Keep Networking Simple - A Guide to Helping your IT Department Overcome Complexity
Jun 22, 2018
There is little doubt that enterprise IT is prohibitively complex. This is true for IT as a whole and for networking in particular. Complexity serves as an anchor, holding enterprises back from achieving network efficiency and simplicity to succeed.
As we speed toward a multicloud future, the complexity problem has to be solved. And while that solution will certainly be technology focused, the business side has a crucial role to play in helping enterprise IT simplify and solve.
Learning from the cloud
What companies do you think of when you think agile? Chances are that you are imagining the major cloud providers and SaaS companies. Names like AWS, Google and Facebook probably race to the top of your mind. But what do they do that makes them so much faster than everyone else?
Yes, they have significant developer skills, but operations begin well before a single line of code is written. These companies have made a decision to put operations first. Operations are not an afterthought, handled by a team that barely has a voice during the design decisions. Instead, the operations teams are included in early architecture discussions, funneling their requirements into the process. If you do nothing else, make sure that the IT operations team is well-represented—and with an equal voice—at the outset.
The obstacle of diverse operating environments
From an architecture perspective, the single-most important thing that an organization can do to help drive complexity down is to reduce diversity in the operating environment.

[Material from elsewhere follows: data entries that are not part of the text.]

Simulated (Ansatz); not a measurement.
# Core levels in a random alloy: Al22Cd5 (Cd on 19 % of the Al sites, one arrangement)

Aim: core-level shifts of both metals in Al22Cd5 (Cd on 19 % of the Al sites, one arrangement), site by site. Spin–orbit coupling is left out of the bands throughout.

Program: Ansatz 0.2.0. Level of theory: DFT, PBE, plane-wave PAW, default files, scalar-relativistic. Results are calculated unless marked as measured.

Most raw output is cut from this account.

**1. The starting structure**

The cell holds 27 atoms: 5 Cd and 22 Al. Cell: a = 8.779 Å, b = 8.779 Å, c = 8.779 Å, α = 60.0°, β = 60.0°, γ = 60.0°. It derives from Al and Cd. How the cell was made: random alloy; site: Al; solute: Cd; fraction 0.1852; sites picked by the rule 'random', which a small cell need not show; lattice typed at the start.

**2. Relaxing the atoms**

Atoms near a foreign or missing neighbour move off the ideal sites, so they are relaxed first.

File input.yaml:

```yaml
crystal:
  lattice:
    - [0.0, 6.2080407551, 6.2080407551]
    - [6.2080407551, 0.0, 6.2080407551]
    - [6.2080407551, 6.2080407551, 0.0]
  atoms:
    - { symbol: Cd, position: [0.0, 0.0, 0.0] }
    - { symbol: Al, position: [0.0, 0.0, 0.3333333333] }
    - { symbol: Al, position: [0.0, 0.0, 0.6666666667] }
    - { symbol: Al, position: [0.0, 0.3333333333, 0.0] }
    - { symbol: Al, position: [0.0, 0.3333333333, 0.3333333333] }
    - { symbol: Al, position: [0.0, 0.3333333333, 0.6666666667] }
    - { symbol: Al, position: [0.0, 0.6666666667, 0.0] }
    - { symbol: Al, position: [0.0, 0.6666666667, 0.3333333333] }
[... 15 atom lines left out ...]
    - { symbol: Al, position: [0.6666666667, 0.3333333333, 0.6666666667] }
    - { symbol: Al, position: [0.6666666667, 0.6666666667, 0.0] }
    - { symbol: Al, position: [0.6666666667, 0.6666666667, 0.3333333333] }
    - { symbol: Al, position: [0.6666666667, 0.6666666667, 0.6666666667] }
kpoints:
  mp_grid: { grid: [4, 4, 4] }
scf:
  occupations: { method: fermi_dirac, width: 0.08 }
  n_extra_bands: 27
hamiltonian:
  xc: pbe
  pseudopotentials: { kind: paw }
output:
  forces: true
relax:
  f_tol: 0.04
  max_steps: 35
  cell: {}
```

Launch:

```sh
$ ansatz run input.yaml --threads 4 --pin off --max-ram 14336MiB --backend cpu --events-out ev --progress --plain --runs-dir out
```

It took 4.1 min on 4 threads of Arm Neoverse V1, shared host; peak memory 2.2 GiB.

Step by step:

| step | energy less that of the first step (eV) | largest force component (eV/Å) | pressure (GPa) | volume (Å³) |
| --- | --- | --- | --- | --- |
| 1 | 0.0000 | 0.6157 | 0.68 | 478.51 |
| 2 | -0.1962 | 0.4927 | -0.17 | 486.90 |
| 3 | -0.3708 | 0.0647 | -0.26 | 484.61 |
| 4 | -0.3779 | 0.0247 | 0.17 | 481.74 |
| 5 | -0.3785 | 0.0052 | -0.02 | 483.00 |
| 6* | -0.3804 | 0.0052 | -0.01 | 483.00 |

How can anything be called simple when everything is hyper-contextual? If the underlying infrastructure is a patchwork mosaic of different systems and software cobbled together over two decades, there is no hope of simplifying operations. In many ways, the biggest impediment to eradicating complexity is lacking the will to ever remove anything. And a second challenge comes as new requests. If you, as a business leader, are requesting new tech, especially just another version of what is already in place, is it worth the crossing tax that will eventually come as it matures and integration becomes necessary? When you have new requests, are you engaging cross-organizationally in requirements to find the best overall solution, or are you accepting quick fixes just for your team to get the money spent this quarter?
How can you help your IT leaders? A start would be to list all of the devices, versions of software, protocols, policies and more that your team uses. Continue tracking that list year-over-year. If the list is not becoming significantly shorter, then your team is moving in the wrong direction. There needs to be explicit draw-down plans to settle on the smallest set of building blocks possible.
And the process should reinforce uniformity. Expediency is rarely a good reason to make one-off changes that feel good in the moment, but lead to accumulating technical debt. Technical debt is the term that IT uses to describe the cost of additional rework, integration and operations overhead caused by the accumulation of lots of individual decisions to go with easy solutions that are incomplete or one-off. These solutions are often purposefully selected over solutions that take longer or cost more, but also more effectively set up long term success. The ultimate extra cost of these decisions adds up over time. Diverging from the norm should be intentionally difficult and require extra scrutiny.
Be wary of one-way doors
Jeff Bezos once cautioned people to be particularly careful when walking through one-way doors. What he meant was that any decision that is irreversible needs to be made with thought and precision.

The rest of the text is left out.